The futuristic-looking device consists of a glasses frame on which a camera and a mini computer are installed. It depicts information in the user’s field of vision via a glass prism that is installed at the front end of the right temple.

According to the German computer magazine “c’t,” this causes an effect “as if the user were looking at a 24 inch screen from a distance of two and a half meters.”

Schröder, who also does research at the Center for IT-Security, Privacy and Accountability (CISPA), located only a few yards away, is aware of the data security concerns with Google Glass: “We know that you can use it to abuse data. But it can also be used to protect data.”

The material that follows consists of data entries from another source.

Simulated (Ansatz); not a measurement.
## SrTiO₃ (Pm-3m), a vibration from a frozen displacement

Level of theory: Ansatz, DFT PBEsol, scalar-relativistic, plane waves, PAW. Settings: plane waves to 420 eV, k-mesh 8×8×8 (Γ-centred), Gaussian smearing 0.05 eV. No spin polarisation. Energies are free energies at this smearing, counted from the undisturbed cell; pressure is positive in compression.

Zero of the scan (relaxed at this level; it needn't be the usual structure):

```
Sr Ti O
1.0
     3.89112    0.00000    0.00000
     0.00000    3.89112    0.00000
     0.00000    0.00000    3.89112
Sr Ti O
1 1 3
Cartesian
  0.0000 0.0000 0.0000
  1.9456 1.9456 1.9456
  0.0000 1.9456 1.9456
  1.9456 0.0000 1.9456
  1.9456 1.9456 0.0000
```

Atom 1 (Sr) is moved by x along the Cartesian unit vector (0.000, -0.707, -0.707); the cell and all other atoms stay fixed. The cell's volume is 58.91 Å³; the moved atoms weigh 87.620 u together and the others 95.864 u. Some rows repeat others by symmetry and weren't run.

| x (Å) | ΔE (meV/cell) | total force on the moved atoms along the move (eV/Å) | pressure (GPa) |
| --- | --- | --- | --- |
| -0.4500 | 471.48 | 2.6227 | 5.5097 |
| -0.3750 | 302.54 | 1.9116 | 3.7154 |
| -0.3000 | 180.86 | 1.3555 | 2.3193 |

To prove this, Schröder and his group combine “Google Glass” with cryptographic methods and techniques from automated image analysis to create the software system “Ubic.” By using Ubic, withdrawing money at a cash machine would change as follows: The customer identifies himself to the cash machine. This requests from a reliable instance the public key of the customer. It uses the key to encrypt the one-way personal identification number (PIN) and seals it additionally with a “digital signature,” the digital counterpart of the conventional signature. The result shows up on the screen as a black-and-white pattern, a so-called QR code. The PIN that is hidden below is only visible for the identified wearer of the glasses. Google Glass decrypts it and shows it in the wearer’s field of vision.

“Although the process occurs in public, nobody is able to spy on the PIN,” explains Schröder.

This is not the case if PINs are sent to a smart phone. To spy on the PIN while it is being entered would also be useless, since the PIN is re-generated each time the customer uses the cash machine. An attacker also wearing a Google Glass is not able to spy on the process, either. The digital signature guarantees that no assailant is able to intrude between the customer and the cash machine as during the so-called “skimming,” where the assailant can impersonate the customer.

Only the customer is able to decrypt the encryption by the public key with his secret key. As long as this is safely stored on the Google Glass, his money is also safe. At the computer expo Cebit, the researchers will also present how Google Glass can be used to hide information. Several persons all wearing Google Glass can read the same document with encrypted text at the same time, but in their fields of vision they can only see the text passages that are intended for them.

“This could be interesting, for example, for large companies or agencies that are collecting information in one document, but do not want to show all parts to everybody,” explains Mark Simkin, who was one of the developers of Ubic. A large electric company has already sent a request to the computer scientists in Saarbrücken. Google Glass is expected to enter the American market this year.